The obvious answer is that XOR is faster. To do a subtract, you have to propagate the carry bit from the least-significant bit to the most-significant bit. In XOR you don't have to do that because the output of every bit is independent of the other adjacent bits.
Probably, there are ALU pipeline designs where you don't pay an explicit penalty. But not all, and so XOR is faster.
Surely, someone as awesome as Raymond Chen knows that. The answer is so obvious and basic I must be missing something myself?
> The answer is so obvious
A tangent, but what is Obvious depends on what you know.
Often experts don't explain the things they think are Obvious, but those things are only Obvious to them, because they are the expert.

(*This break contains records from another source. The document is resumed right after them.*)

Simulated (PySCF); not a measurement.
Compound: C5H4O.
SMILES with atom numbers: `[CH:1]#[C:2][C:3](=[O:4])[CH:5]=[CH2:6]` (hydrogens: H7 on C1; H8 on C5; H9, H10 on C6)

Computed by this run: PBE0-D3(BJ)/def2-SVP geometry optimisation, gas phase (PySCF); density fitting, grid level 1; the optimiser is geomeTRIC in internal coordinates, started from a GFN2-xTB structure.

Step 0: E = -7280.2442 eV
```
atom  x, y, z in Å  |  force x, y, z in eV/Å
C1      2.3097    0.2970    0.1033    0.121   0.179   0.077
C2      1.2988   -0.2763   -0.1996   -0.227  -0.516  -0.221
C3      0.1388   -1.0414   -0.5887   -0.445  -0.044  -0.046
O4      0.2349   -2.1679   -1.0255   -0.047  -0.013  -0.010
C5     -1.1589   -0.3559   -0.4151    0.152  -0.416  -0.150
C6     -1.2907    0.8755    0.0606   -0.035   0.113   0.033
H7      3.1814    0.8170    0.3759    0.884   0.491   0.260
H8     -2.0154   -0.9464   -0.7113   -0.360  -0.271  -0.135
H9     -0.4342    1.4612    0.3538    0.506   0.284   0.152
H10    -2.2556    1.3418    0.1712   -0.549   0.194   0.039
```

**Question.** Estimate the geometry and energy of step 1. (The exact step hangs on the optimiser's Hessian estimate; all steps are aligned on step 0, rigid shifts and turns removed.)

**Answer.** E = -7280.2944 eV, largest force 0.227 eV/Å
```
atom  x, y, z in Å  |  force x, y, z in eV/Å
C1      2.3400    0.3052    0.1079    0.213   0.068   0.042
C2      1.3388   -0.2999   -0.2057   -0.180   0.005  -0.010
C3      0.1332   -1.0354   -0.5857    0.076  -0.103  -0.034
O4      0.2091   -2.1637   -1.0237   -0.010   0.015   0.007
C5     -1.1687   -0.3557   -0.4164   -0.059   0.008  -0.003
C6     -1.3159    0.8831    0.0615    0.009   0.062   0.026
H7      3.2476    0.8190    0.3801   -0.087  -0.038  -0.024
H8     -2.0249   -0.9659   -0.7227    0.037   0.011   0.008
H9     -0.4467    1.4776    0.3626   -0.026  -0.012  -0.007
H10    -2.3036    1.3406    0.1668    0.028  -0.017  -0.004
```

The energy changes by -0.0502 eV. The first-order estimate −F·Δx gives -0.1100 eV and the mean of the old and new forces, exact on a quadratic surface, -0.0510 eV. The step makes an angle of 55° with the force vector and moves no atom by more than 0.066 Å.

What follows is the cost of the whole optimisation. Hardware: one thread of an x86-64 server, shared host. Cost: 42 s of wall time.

We should all kind, and explain also the Obvious things those who do not know.
That comment is not very useful without pointing to realworld CPUs where SUB is more expensive than XOR ;)
E.g. on Z80 and 6502 both have the same cycle count.
Yea, that’s what immediately went through my head, too. XOR is ALWAYS going to be single cycle because it’s bit-parallel.
I'm not actually aware of any CPUs that preform a XOR faster than a SUB. And more importantly, they have identical timings on the 8086, which is where this pattern comes from.
As TFA says, on x86 `sub eax, eax` encodes to the same number of bytes and executes in the same number of cycles.
From TFA:
The predominance of these idioms as a way to zero out a register led Intel to add special xor r, r-detection and sub r, r-detection in the instruction decoding front-end and rename the destination to an internal zero register, bypassing the execution of the instruction entirely.
From TFA:
> It encodes to the same number of bytes, executes in the same number of cycles.
I had a similar reaction when learning 8086 assembly and finding the correct way to do `if x==y` was a CMP instruction which performed a subtraction and set only the flags. (The book had a section with all the branch instructions to use for a variety of comparison operators.) I think I spent a few minutes experimenting with XOR to see if I could fashion a compare-two-values-and-branch macro that avoided any subtraction.
The operation is slightly more complex yes, but has there ever been an x86 CPU where SUB or XOR takes more than a single CPU cycle?
I would be surprised if modern CPUs didn't decode "xor eax, eax" into a set of micro-ops that simply moves from an externally invisible dedicated 0 register. These days the x86 ISA is more of an API contract than an actual representation of what the hardware internals do.
It's like 0.5 cycles vs 0.9 cycles. So both are 1 cycle, considering synchronization.
XOR is faster when you do that alone in an FPGA or in an ASIC.
When you do XOR together with many other operations in an ALU (arithmetic-logical unit), the speed is determined by the slowest operation, so the speed of any faster operation does not matter.
This means that in almost all CPUs XOR and addition and subtraction have the same speed, despite the fact that XOR could be done faster.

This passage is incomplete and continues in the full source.